U.S. consumer sentiment finished September at its strongest in more than a year on growing optimism about the economy and more favorable outlook on future income, a survey released on Friday showed.
The Thomson Reuters/University of Michigan's final September reading on the overall index on consumer sentiment finished at 84.6, the highest since July 2013, up from 82.5 at the end of August.
The late September reading was unchanged from its initial figure and economists polled by Reuters had expected a reading of 84.7.
"The main factor promoting greater confidence in September was more favorable prospects for the domestic economy as well as more favorable personal income expectations," survey director Richard Curtin said in a statement.
Curtin said the September index reading, which was the second highest in the last seven years, signals an acceleration in consumer spending in the next 12 months, which might grow at a 2.7 percent pace.
The survey's gauge of consumer expectations ended at 75.4 in late September, also the highest since July 2013 on a final basis though it was a tad lower than preliminary reading of 75.6 reported earlier in this month. It was higher than the 71.3 reading in August and above a forecast of 75.0.

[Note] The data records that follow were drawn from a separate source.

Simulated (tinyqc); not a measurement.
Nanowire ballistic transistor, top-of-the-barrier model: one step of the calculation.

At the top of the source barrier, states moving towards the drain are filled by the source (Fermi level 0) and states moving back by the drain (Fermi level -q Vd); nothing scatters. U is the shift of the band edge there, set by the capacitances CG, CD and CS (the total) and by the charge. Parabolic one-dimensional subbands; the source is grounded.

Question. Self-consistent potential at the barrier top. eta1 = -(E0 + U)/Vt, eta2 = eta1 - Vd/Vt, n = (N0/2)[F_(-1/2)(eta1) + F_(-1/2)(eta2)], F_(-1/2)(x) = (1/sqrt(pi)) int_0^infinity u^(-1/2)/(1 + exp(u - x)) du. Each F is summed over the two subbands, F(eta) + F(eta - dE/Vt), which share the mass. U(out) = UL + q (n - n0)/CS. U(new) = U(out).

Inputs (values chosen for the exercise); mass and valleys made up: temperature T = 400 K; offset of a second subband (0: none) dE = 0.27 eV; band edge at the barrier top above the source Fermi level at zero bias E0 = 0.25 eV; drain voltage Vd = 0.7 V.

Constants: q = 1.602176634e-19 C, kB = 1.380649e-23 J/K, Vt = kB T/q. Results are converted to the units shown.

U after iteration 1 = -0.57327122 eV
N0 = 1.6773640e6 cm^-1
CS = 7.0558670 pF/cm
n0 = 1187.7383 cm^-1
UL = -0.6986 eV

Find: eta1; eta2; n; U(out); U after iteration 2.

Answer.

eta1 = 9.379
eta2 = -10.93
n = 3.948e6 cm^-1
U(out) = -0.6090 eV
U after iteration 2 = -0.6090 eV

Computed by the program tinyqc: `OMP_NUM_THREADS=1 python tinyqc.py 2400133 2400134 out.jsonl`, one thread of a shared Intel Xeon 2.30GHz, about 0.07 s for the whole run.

The survey's barometer of current economic conditions was 98.9 in late September, compared with 98.5 seen earlier this month. It was lower than August's 99.8 and above a forecast of 98.0.
The survey's one-year inflation expectation fell to 3.0 percent from 3.2 percent and the survey's five-to-10-year inflation outlook was at 2.8 percent from 2.9 percent. The late September inflation readings were unchanged from their early September levels.